After checking in, we went to the ski locker area to examine our rental gear, and chide one another about the flourescent gear we undoubtedly had rented. I was really gunning for neon camoflauge, but alas, our gear was relatively wearable, fit for the most part, and lacked the early 80's flare we had all crossed our fingers for. I did however, get a nice pair of flourescent orange snowboard pants that, as was pointed out to me, looked surprisingly handsome. Jenn, however, had no stuff there, so a few phone calls were made and they said they'd have stuff out to her by 5pm, which turned out to be more like 6:30, after the rest of us had already left for dinner.

The rooms were nice enough, twin beds with little in the way of real comfort, but a bed is a bed and as hotel rooms go for people in our price range, it was more than adequate. Tom took a quick nap while the rest of us ventured downstairs to find the fabled Hokkaido miso ramen, and we found it next door to our hotel and were relatively unimpressed, as we've all come to realize is unfortunately the case with a great many Japanese 'local delicacies' which are no better if not worse in their place of reverence than anywhere else. After that a quick nap for the rest of us was in order, and after waking we hopped in taxis and made our way to the Sapporo brewery restaurant, where we set out on our mission to consume as much lamb as humanly possible, and drunk Sammy bit my forefinger so hard she broke the skin. Yes, that's right, I went to Hokkaido and all I got was this lousy HUMAN BITE. Thanks, Sam.

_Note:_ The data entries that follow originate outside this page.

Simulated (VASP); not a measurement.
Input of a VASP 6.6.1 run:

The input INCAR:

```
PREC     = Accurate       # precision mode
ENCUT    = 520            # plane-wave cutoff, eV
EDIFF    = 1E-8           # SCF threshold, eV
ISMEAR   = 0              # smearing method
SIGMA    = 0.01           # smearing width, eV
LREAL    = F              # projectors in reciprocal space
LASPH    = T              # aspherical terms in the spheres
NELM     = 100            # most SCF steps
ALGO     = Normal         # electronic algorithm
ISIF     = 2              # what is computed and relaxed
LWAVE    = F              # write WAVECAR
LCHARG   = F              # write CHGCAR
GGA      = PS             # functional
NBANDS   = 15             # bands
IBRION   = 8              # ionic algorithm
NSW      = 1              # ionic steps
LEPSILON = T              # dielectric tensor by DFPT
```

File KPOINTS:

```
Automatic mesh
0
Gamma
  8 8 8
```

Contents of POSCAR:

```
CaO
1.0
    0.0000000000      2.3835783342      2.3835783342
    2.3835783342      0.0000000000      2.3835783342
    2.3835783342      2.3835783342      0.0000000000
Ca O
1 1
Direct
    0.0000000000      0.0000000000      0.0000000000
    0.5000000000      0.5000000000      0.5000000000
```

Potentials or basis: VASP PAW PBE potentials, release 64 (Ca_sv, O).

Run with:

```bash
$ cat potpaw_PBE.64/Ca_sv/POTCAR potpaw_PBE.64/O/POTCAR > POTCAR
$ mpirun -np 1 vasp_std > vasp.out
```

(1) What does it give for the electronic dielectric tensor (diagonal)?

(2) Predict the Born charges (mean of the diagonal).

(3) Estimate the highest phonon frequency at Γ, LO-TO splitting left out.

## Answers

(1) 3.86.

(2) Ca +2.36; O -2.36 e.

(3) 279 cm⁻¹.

After dinner we wobbled outside where we started a snowball fight, which spread quickly after I started throwing snowballs at strangers and got about 25 people involved in a multicultural snowball exchange program. Much hilarity ensued. We called it a night early that night, as the next morning we would all set out to Kokusai ski area for a fateful day on the slopes.

Day 2:
Monday morning we got up around 7:30 to catch our 8:30 ski bus, and things got off to yet another phenomenal start when Jenn discovered that though the gear all fit, the snowboard that was delivered to her was not only tardy but the size of a spatula. Jenn had some words with the rental company, who then offered her a discount for her troubles. After arriving at Kokusai they gave her a better board.
Notable events from Day 1 on the slopes:
I learned to snowbard. See Linked entry for more.
Sammy crashed in some way previously considered physically impossible within 5 minutes of getting to the top of the lift and injured her knee, requiring the assistance of the ski patrol to bring her down the rest of the way, and barring her from skiing for the duration of the trip.

After we got back, we were all dead tired, and went to dinner at this nice Cuban restaurant across the walkway from the hotel, where we ate some surprisingly delicious food and drank some surprisingly good rum, and had a surprisingly hot waitress who spoke, you guessed it, surprisingly good English. I'd had enough surprises so I went to bed after a shower and a fistful of Aleve. I slept poorly, as I did every night while there.

Day 3:
Tom left the room early to go sightseeing on his own, and Jenn slept in and went to an onsen on her own, leaving Sammy, Natascha, Ceska and me to go to the Snow Festival itself, the main event, together. Unfortunately due to a warm front there was some severe meltage, but actually it wasn't so bad because it kinda made all the snow sculptures have this creepy, deranged look which I've come to kinda like.
Highlights of the festival:
The girl in the pod playing Benny Goodman while Natascha and Ceska swing danced before a crowd of elderly Japanese who just couldn't get enough.
Lunch in the tower and the mistake of taking the stairs to avoid the elevator lines. It might be the 3rd floor, but it's 6 flights up.
German style chocolate roasted almonds. Yum.
After all our feet were sufficiently numb, we hopped in a taxi and went back to the hotel, which turned out to be all of 4 blocks from where we were. We took naps. Or, at least that's what I thought we were doing, everyone else apparently was in Sammy's room watching porn that somehow involved the spitting of egg whites onto someone's chest. Gotta love Japanese porn.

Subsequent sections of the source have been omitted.